Sunday, 18 August 2013

GUEST BLOG: ROMAN AGAINST ROMAN: THE YEAR OF THE FOUR EMPERORS - Douglas Jackson

Today we're pleased to be part of the Douglas Jackson Sword of Rome Tour.  Here he talks about the "Year of the Four Emperors:

What is known as the Year of the Four Emperors actually lasted for eighteen months, and it would probably be churlish not to include the late, unlamented Nero, bringing the Emperor count to five. It was a messy, complicated affair and it reflected badly, to a greater or lesser extent, on everyone who helped conduct it. Nero, Galba, Otho and Vitellius have all been vilified by history, but history, as the old cliche goes, is written by the victors, and Vespasian’s reputation - certainly in that period - only survives intact because of what we would now call political spin.

When I started writing about 1st century Rome, Galba, Otho and Vitellius were just names to me. I had the vaguest notion about what had happened in the Year of the Four Emperors and knew little or nothing about the protagonists. All that changed when I started researching Sword of Rome, the first of my two books about that turbulent, bloody and tumultuous eighteen months in Rome’s history.

I must have had an inkling that my hero, Gaius Valerius Verrens, holder of the corona aurea, the gold crown of valour, only survivor of the last stand in the Temple of Claudius, would have a part to play in 68 and 69AD, because he first meets Aulus Vitellius in Defender of Rome. Vitellius, who at that time was the commander of the Seventh Claudia legion on the Danube frontier, tries to have Valerius killed, but he’s such a gregarious free spirit that the pair become unlikely friends. It wasn’t a planned friendship, it might just as easily have been a passing encounter that meant little or nothing, but whether subconsciously or otherwise, I laid the foundation for two books with that meeting.

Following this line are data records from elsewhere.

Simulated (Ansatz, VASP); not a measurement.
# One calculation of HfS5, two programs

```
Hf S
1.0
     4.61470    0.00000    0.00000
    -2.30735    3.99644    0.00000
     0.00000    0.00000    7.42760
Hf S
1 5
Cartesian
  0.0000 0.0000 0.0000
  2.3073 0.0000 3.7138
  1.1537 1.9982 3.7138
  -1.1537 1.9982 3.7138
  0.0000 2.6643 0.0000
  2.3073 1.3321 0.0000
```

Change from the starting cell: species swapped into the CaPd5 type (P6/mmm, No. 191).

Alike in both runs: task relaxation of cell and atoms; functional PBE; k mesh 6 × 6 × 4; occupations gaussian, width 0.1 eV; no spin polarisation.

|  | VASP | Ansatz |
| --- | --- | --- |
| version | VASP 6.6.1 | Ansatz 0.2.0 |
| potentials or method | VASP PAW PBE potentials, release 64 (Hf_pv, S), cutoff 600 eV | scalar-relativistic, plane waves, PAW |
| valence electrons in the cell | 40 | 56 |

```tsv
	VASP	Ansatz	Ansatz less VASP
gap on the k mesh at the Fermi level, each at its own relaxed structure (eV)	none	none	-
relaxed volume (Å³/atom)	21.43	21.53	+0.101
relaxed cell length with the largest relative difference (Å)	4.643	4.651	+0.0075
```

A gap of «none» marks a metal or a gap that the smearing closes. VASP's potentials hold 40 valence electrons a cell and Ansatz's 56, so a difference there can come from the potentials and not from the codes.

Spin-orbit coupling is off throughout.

The historians Tacitus, Suetonius and Dio all paint Vitellius as a spendthrift glutton motivated by greed. As Tacitus records: ‘his passion for elaborate banquets was shameful and insatiate’. Repeated again and again it is a compelling picture, but it is Flavian propaganda. Look a little deeper and another Vitellius emerges, one who was popular with the people, and cared about them - as much as any Roman patrician was capable - and who passed laws that, given time, might have made a difference. I came to rather like him.

Likewise, Marcus Salvius Otho, according to history a lecher who traded his wife to Nero for advancement, arrogant and ambitious, usurper of the legitimate Emperor, Galba, and the man responsible for his blood in the forum. Yet even Tacitus admits that Otho ruled well and cleverly. His downfall was to inherit power without strength. While Vitellius could call on seven veteran legions, Otho had only one, the newly constituted First Adiutrix, with others on the way from the Danube frontier. He was undoubtedly an impetuous man, who threw his forces in to battle too quickly. It resulted in his defeat, and his death probably reflects more on his life than any history. He could easily have fought on, but he killed himself in an attempt to prevent further bloodshed. An honourable end perhaps compensated for a dishonourable beginning.

Servius Sulpicius Galba is, I fear, as black, or as foolish, as he’s painted. An immensely rich patrician who believed he had been born to rule and an old man constantly irritated by all around him. He began his short reign by purging his opponents in Hispania and Gaul, then massacred recruits to Nero’s newly constituted marine legion who had gathered at the Milvian Bridge to seek his favour. With a choice of Otho, or Vespasian’s son Titus, as his heir, either of whom would have consolidated his position, he turned to Calpurnius Piso, a young man in his own image, long on bloodline, but short on brains. It was the last straw for Otho, who had put his fortune on the line and felt he’d been cheated out of the successorship.

And what of Vespasian, the man known for his fine governorship of the Empire, with a reputation for strength, justice and fairness? While others were fighting and dying he stayed safe in the East. He left the conduct of his legions on Roman soil to Marcus Antonius Primus, a convicted fraudster who rushed headlong into battles he didn’t need to fight, and who perpetrated the massacre and sack of Cremona, a war crime against Roman citizens that should have seen Vespasian’s name reviled through history. When the fighting was done his troops ravaged Rome, killing and burning, given free rein by the Emperor’s son Domitianus.

As the revered historian Mary Beard pointed out in her recent TV programme on Caligula, when it comes to the Roman emperors, it pays to read between the lines.